Which is precisely why most truck owners don't bother with dedicated snow tires and that market it very small. A good winter oriented off-road tire delivers plenty of traction, can be run in the summer, and does so without a short tread life.
post #142 of 150

...just a few comments from my own experience:

 

I found Nokian WRG's much better on ice than Blizzaks.  Blizzaks did great in soft and deep snow - no complaints there, but on ice and very hard pack, even when brand new, I was quite disappointed (this was a few years ago, so maybe they may have changed compound, tread or siping since than).

 

KO2's I played around with pressure, and for highway driving, I found a sweet spot to be 42 psi front and rear (non-snow portion of the year). Seemed to have the best handling without any noticeable firmness going up from 32 psi (32 was the lowest I tried on Hwy).  Now for off-road, definitely air down depending on terrain. Really depends on your vehicle and your personal preferences (mine are on my 2016 4Runner).  Haven't experimented with pressure in snow yet - this past season I ran them at 35 psi ('cause that's what  the installer filled them with) - but it was mostly spring  season with shallow snow and quick melt's s - so not at all a test of their capability.  Tire pressure really depends on the vehicle, terrain, driving conditions / style, on-road vs off-road,  what you want to achieve (grip, comfort, fuel economy, noise reduction, handling - ( straight tracking, cornering, wet dry, hot, cold)) etc.  A good starting point is the placard on your door jam, than move up and down from there - now this applies to AT tires mostly, where you may want to adjust pressures.  Standard all season highway tires on a sedan - go with pressure recommended on door jam.  

 

...there you have it, $3.57 worth of words for my 2 cents.

post #143 of 150
Quote:
Originally Posted by ILOJ View Post
 

...just a few comments from my own experience:

 

I found Nokian WRG's much better on ice than Blizzaks.  Blizzaks did great in soft and deep snow - no complaints there, but on ice and very hard pack, even when brand new, I was quite disappointed (this was a few years ago, so maybe they may have changed compound, tread or siping since than).

 

KO2's I played around with pressure, and for highway driving, I found a sweet spot to be 42 psi front and rear (non-snow portion of the year). Seemed to have the best handling without any noticeable firmness going up from 32 psi (32 was the lowest I tried on Hwy).  Now for off-road, definitely air down depending on terrain. Really depends on your vehicle and your personal preferences (mine are on my 2016 4Runner).  Haven't experimented with pressure in snow yet - this past season I ran them at 35 psi ('cause that's what  the installer filled them with) - but it was mostly spring  season with shallow snow and quick melt's s - so not at all a test of their capability.  Tire pressure really depends on the vehicle, terrain, driving conditions / style, on-road vs off-road,  what you want to achieve (grip, comfort, fuel economy, noise reduction, handling - ( straight tracking, cornering, wet dry, hot, cold)) etc.  A good starting point is the placard on your door jam, than move up and down from there - now this applies to AT tires mostly, where you may want to adjust pressures.  Standard all season highway tires on a sedan - go with pressure recommended on door jam.  

 

...there you have it, $3.57 worth of words for my 2 cents.

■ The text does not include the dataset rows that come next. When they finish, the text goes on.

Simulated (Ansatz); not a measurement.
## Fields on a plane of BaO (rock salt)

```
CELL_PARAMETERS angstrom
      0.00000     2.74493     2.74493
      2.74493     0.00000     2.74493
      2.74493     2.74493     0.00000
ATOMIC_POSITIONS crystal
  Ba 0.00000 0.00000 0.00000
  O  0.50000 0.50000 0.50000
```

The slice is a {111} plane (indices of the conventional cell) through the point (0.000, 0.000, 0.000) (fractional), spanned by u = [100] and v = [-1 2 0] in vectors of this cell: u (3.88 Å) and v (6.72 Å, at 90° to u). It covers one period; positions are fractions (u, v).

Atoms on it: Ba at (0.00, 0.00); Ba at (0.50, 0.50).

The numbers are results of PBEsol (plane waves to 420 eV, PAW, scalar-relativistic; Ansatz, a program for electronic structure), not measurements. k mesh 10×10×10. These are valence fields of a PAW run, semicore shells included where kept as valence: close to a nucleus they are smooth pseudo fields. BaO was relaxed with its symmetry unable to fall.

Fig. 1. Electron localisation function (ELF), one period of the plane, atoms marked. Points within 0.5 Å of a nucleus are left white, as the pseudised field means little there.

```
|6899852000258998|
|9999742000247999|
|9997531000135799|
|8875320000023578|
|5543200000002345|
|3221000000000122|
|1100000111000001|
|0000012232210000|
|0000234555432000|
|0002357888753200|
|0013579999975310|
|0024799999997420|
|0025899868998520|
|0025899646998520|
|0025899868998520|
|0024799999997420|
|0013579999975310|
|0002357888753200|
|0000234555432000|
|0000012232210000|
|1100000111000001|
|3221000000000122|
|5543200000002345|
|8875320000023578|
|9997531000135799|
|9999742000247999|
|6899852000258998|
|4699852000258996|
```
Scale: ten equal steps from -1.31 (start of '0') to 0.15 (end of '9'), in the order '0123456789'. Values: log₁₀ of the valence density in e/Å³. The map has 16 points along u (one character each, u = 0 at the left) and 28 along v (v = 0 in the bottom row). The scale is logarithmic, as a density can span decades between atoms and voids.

There are too many tires in the WRG Nokian line up.  Which one are you talking about?

post #144 of 150
Quote:
Originally Posted by Jacques View Post
 


There are too many tires in the WRG Nokian line up.  Which one are you talking about?

For any given tire size, there really isn't much in the way of options: If you search by your tire size and SUV or Passenger car, you'll only find one or maybe 2 at most in your size (SUV and SUV XL for example - some sizes only come in XL). The Nokians I've owned are WRG 2 SUV and WRG 3 SUV XL.

 

G2 is Generation 2, G3 is Generation 3 -  They updated from G2 to  G3 maybe 2 years ago?  When they updated from G2 to G3 they went from 40,000 milse to 50,000 miles (change in tread design and most likely in compound also).  Both sets of Nokians I've owned have been on my 2007 Toyota Highlander.

post #145 of 150

^ Yes.  Thing is some i saw were pure winter and some were more like all season designed like a half and half tread pattern.  Half winter and half all season.

post #146 of 150
Quote:
Originally Posted by Jacques View Post

^ Yes.  Thing is some i saw were pure winter and some were more like all season designed like a half and half tread pattern.  Half winter and half all season.


 



the SUV"s went from an asymmetric pattern (G2) to a directional pattern (G3). Nokian classifies them as all-weather tires.


in the car sizes...

the G2 was a asymmetric pattern. But, the G3 is a little confusing. It is a combination of the WR D3 (directional) for smaller sizes, and WR A3 (assymetric) pattern for larger sizes. Still "all-weather" tires.
post #147 of 150

tanscrazydaisy what are you running on your car now (or I should say will you be in the Winter.)

post #148 of 150
Quote:
Originally Posted by Jacques View Post
 


There are too many tires in the WRG Nokian line up.  Which one are you talking about?

 

Quote:
Originally Posted by ILOJ View Post
 

 

KO2's I played around with pressure, and for highway driving, I found a sweet spot to be 42 psi front and rear (non-snow portion of the year). Seemed to have the best handling without any noticeable firmness going up from 32 psi (32 was the lowest I tried on Hwy).  Now for off-road, definitely air down depending on terrain. Really depends on your vehicle and your personal preferences (mine are on my 2016 4Runner).  Haven't experimented with pressure in snow yet - this past season I ran them at 35 psi ('cause that's what  the installer filled them with) - but it was mostly spring  season with shallow snow and quick melt's s - so not at all a test of their capability.  Tire pressure really depends on the vehicle, terrain, driving conditions / style, on-road vs off-road,  what you want to achieve (grip, comfort, fuel economy, noise reduction, handling - ( straight tracking, cornering, wet dry, hot, cold)) etc.  A good starting point is the placard on your door jam, than move up and down from there - now this applies to AT tires mostly, where you may want to adjust pressures.  Standard all season highway tires on a sedan - go with pressure recommended on door jam.  

 

 

That's interesting re: the ko2.  I can't stand any of the more offroad oriented tires I have run at higher PSI, although granted, I am about 6 sizes up so that changes things.  I've settled in at around 29 PSI on a 37x12.5r17 as the sweet spot (1995 Land Cruiser, so about a half ton heavier than your 4Runner).

 

But to your broader point, with a heavier duty tire, playing around with PSI a bit can yield significant improvements.

post #149 of 150
Quote:
Originally Posted by SkiMangoJazz View Post

tanscrazydaisy what are you running on your car now (or I should say will you be in the Winter.)


 



I had the Nokian WR G3 (asymmetric) on my old car as my winter tires.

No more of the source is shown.